Intel's glued-together dual-cores

YKhan · Dec 15, 2004

SiliconStrategies.com - Intel 'dual-core' could be two die glued
together, says report
http://www.siliconstrategies.com/article/showArticle.jhtml?articleId=55301654

George Macdonald · Dec 16, 2004

SiliconStrategies.com - Intel 'dual-core' could be two die glued
together, says report
http://www.siliconstrategies.com/article/showArticle.jhtml?articleId=55301654

LONDON - The planned dual-core processor from Intel Corp.
known as Smithfield could start out as two Pentium 4 chips in a single
package, according to a report that appeared online Tuesday (Dec 14.).

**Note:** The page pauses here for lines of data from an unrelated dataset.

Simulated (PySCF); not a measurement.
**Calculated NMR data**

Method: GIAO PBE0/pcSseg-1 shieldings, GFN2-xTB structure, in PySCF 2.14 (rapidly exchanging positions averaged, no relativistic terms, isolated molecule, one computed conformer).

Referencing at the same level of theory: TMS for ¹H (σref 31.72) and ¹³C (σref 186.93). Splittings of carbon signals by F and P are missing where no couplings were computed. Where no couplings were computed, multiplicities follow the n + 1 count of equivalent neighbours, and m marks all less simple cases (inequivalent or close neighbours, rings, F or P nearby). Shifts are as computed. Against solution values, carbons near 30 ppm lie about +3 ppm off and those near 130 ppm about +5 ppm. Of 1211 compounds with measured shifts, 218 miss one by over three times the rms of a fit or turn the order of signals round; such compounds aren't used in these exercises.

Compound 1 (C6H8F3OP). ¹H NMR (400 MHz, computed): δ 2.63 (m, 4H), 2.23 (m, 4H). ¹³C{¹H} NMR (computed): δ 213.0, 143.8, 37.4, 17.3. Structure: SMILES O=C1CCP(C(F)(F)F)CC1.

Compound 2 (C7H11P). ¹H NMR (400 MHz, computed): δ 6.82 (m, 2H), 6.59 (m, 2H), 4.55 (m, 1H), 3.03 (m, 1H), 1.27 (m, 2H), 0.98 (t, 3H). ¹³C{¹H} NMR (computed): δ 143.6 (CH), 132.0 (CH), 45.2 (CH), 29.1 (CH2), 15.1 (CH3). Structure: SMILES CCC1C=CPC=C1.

According to the report in The Register, which appeared as Intel held a
telephone press conference to discuss its dual-core processor which is
expected to ship mid-2005, a company executive did not deny the
suggestion that Smithfield would be based on two Pentium 4 processors
glued together in a single package.

Smithfield would initially be fabbed using a 90-nanometer manufacturing
process, but would migrate to a 65-nm process in 2006, the report
quoted Steve Smith, vice president for Intel's desktop platforms group,
as saying.

By the end of 2006 Intel expects over 70 per cent of its desktop CPU
production to be dual-core chips, Smith also said, according to the
report.

The report said Smith declined to comment on whether Smithfield is one
ot more chips in a single package and would only say that Smithfield
contains two execution cores. Smithfiields is expected to operate at a
lower clock frequency than a single P4.

Click to expand...

Hmmm, VIA talked along similar lines a month or so ago... calling it "twin
core" IIRC.

Rgds, George Macdonald

"Just because they're paranoid doesn't mean you're not psychotic" - Who, me??

Yousuf Khan · Dec 16, 2004

George said:
Hmmm, VIA talked along similar lines a month or so ago... calling it "twin
core" IIRC.

Yup, Intel is racing to keep up against VIA. :-)

Yousuf Khan

keith · Dec 17, 2004

Yup, Intel is racing to keep up against VIA.

Ouch! You're cruel! ;-)

Bill Davidsen · Dec 17, 2004

YKhan said:
SiliconStrategies.com - Intel 'dual-core' could be two die glued
together, says report
http://www.siliconstrategies.com/article/showArticle.jhtml?articleId=55301654

LONDON - The planned dual-core processor from Intel Corp.
known as Smithfield could start out as two Pentium 4 chips in a single
package, according to a report that appeared online Tuesday (Dec 14.).

Click to expand...

I believe the original PentiumPro was two chips in a single die carrier,
the CPU and the cache.

According to the report in The Register, which appeared as Intel held a
telephone press conference to discuss its dual-core processor which is
expected to ship mid-2005, a company executive did not deny the
suggestion that Smithfield would be based on two Pentium 4 processors
glued together in a single package.

Click to expand...

To the point, are these current production compatible P4 (ie. HT
enabled)? And do they share L2 (or L3) cache?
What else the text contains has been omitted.